Cathedral of Hope breaks ground for new monument and entrance road

DAVID TAFFET | Senior Staff Writer
taffet@dallasvoice.com
Cathedral of Hope will break ground this weekend for a new entryway into the church grounds, and church officials say the new entryway marks the beginning of a new era for the church.
Cathedral of Hope has never had its own formal entrance, from either Inwood Road or Cedar Springs Road, although there have always been three ways to get onto the church property.
One entrance from Cedar Springs Road goes through the doggy daycare parking lot. That building was a Ruth’s Chris Steakhouse when Cathedral of Hope was first built. Although someone else owns that building, the church owns the driveway.
The two other entrances are both off Inwood Road. One is marked by a sign, and that entrance zigzags through a car dealership. The other is down Nash Street. The Nash Street entrance is marked by a Jack in the Box on one side and a Taco Bell on the other.
When the church was built, the street was residential. Those houses are long gone and the road has been abandoned by the city. Although Nash Street is no longer an official city street, Dallas hasn’t blocked the right-of-way as it would normally do when it abandons a road, so congregants still use that entrance.
Since Resource Center opened its new building at 5750 Cedar Springs Road, a fourth entrance to the church grounds has been created through its parking lots. But none of those entrances go directly into the property, and just finding the church can be a problem at times for newcomers.
The new, formal entryway will solve that problem.
It will be located along Cedar Springs Road, between Resource Center and the doggy daycare. In the initial phase of construction, the entry road will connect Cedar Springs Road and Nash Street and will be known as Covington Way, honoring former church employee Lee Covington.
Covington, who served as assistant to senior pastor Neil Cazarez-Thomas as well as his two predecessors, was murdered in his home last summer. Yevin Rushing, 22, has been arrested and charged with Covington’s murder. Rushing had had several of Covington’s belongings in his possession at the time of his arrest, including Covington’s keys and Rolex watch.
Rushing was arrested when he drove to Covington’s house in a U-Haul just hours after Covington’s death, presumably to empty the house. He remains in Dallas County Jail awaiting trial.
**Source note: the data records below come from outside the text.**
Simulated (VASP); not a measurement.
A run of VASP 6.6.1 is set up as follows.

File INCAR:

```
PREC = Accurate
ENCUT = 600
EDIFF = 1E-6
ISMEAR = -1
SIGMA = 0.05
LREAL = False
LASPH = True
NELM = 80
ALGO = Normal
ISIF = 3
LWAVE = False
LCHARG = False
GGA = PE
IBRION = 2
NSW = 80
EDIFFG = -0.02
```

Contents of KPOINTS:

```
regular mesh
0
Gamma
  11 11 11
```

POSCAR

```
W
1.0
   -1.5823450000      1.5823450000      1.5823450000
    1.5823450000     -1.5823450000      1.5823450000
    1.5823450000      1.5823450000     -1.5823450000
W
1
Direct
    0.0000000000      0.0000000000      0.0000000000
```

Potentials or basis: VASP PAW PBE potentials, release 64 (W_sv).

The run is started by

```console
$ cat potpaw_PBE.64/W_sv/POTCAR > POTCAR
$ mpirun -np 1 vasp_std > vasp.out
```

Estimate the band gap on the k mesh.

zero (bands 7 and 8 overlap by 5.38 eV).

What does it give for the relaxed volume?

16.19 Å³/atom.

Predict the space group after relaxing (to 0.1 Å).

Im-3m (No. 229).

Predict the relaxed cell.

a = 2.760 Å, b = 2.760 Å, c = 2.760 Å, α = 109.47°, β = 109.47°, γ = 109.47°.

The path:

A monument will be built at the corner of Covington Way at Cedar Springs Road and will, Cazares-Thomas said, be named for Robert Trost, a long-time CoH member who died 18 months ago and left $1 million to the church. Half of that money went into a long-term endowment, and half went toward the new master plan for the church complex.
Implementing the master plan began with long-overdue repairs, including repairs to the roof. “The bell tower was leaking like a sieve,” Cazares-Thomas said.
Other improvements included fixing sound problems in the Interfaith Peace Chapel, a problem since the building opened, and buying new furniture for that building.
The first phase of construction on the road and monument should begin soon after the groundbreaking.
Weather permitting, the church hopes to complete the work by Easter Sunday.
The cost of the first phase of construction is $395,000 with $315,000 already collected. Selling bricks is one way the church will raise the funds.
“We’ll also be making personal asks of people for whom this has been a dream in the making,” Cazarez-Thomas said.
The next phase of construction will be to extend Covington Way behind the Interfaith Peace Chapel into the main parking lot.
When that’s completed, the road between the church and chapel will be closed to traffic and turned into a landscaped plaza. The driveway through the doggy daycare would become a service entrance that would only be used by staff to access employee parking.
Other long term plans include using some of the property for senior housing, homeless youth housing or community space. Any of those proposals would be in conjunction with other organizations and possibly the city.
A proposed Philip Johnson-designed cathedral, of which the Interfaith Peace Chapel was just a small piece, is no longer part of the church’s master plan.
“Multipurpose space is more important than space just used on Sundays,” Cazarez-Thomas explained.
Cazarez-Thomas called the new entrance “a new entryway for a new era.” He said when the church was built, it was purposely secluded and without a sign marking its presence.
“In the early days of this congregation, there was a notion of security, of not being seen from the street,” he said.
But today, the church is often a wedding destination attracting out-of-town guests who have trouble finding the building.
The monument, which includes “Cathedral of Hope” written on both sides, should fix that.
Groundbreaking begins at 3 p.m. on Saturday, Feb. 17. Enter through the doggy daycare, car dealership, Nash Street or Resource Center.